2. Results and Analysis
2.1 Influence of Texture Distribution Location
Three distribution schemes were evaluated: Full-region (uniform coverage), Convergent-region (textures only in convergent zones of the cam-flexspline gap), and Divergent-region (textures only in divergent zones). Under conditions \(z=0\), \(\delta=3\), \(h_{\text{min}}=0.1 \text{mm}\), \(\omega=2000 \text{rpm}\), \(h_p=r_p=1 \text{mm}\):
The oil film pressure \(p(\theta)\) on the flexspline inner wall (Figure 4) reveals:
- Divergent-region distribution yields smoother pressure profiles than convergent-region placement.

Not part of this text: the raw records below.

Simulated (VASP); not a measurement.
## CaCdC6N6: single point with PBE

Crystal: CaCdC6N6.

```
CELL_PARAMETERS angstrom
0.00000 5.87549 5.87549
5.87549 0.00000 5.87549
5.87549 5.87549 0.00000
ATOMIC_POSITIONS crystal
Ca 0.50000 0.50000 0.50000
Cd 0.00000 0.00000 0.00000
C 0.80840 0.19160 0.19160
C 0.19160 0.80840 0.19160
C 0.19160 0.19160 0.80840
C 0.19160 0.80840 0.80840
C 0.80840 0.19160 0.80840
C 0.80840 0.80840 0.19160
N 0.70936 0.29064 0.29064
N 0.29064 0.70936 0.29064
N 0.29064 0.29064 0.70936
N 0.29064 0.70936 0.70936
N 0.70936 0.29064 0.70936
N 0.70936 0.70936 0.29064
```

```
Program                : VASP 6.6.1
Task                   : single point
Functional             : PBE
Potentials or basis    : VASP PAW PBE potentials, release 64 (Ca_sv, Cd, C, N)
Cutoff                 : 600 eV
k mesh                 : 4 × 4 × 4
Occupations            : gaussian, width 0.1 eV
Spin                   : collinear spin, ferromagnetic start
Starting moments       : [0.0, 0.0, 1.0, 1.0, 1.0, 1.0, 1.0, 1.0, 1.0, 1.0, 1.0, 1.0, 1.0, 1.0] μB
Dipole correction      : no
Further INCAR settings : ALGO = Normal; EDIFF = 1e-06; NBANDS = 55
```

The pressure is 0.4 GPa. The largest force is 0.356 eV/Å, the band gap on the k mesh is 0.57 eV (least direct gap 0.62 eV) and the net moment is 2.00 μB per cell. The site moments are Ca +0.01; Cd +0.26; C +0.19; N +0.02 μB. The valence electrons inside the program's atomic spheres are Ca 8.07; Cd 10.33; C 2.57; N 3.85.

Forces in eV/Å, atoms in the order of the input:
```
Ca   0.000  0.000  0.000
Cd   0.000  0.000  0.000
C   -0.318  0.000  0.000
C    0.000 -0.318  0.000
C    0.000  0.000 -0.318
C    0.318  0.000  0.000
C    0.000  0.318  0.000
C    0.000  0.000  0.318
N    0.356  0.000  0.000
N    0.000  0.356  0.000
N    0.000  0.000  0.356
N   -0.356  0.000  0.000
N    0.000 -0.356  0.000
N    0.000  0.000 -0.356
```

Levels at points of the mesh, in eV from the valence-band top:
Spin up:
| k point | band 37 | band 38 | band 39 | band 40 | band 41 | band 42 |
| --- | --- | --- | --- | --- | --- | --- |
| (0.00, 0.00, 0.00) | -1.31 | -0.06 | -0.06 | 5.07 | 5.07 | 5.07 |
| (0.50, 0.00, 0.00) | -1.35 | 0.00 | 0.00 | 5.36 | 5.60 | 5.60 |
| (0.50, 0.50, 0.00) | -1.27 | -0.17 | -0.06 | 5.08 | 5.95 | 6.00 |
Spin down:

- Convergent-region distribution exhibits pressure curves nearly identical to full-region in the positive-pressure zone but lacks symmetry in negative-pressure regions.
- Full-region distribution generates localized pressure spikes at dimple sites, enhancing hydrodynamic lift. This configuration balances load capacity and friction optimally.
Quantitative comparisons show:
| Distribution | Load Capacity \(F_L\) (N) | Friction Force \(F_f\) (N) | Lubrication Efficiency \(\eta = F_L / F_f\) |
|---|---|---|---|
| Full-Region | 485 | 8.2 | 59.15 |
| Convergent-Region | 480 | 12.1 | 39.67 |
| Divergent-Region | 510 | 11.8 | 43.22 |
Full-region distribution maximizes \(\eta\), critical for durable gear technology applications.
2.2 Influence of Texture Depth (\(h_p\))
Varying \(h_p\) (0.05–0.20 mm) at fixed \(r_p = 6 \text{mm}\), \(\phi = 15\%\), and \(h_{\text{min}} = 0.1 \text{mm}\) yields:
$$ F_L = k_1 \cdot e^{-\alpha (h_p – h_{\text{min}})^2} \quad ; \quad F_f = k_2 \cdot h_p + c $$
where \(k_1\), \(k_2\), \(\alpha\), and \(c\) are model constants. Optimal performance occurs at \(h_p = 0.1 \text{mm}\) (Figure 5):
| \(h_p\) (mm) | \(F_L\) (N) | \(F_f\) (N) |
|---|---|---|
| 0.05 | 285 | 8.2 |
| 0.10 | 320 | 7.5 |
| 0.15 | 260 | 9.1 |
| 0.20 | 225 | 10.3 |
Exceeding \(h_{\text{min}}\) drastically reduces \(F_L\) due to disrupted hydrodynamic pressure buildup.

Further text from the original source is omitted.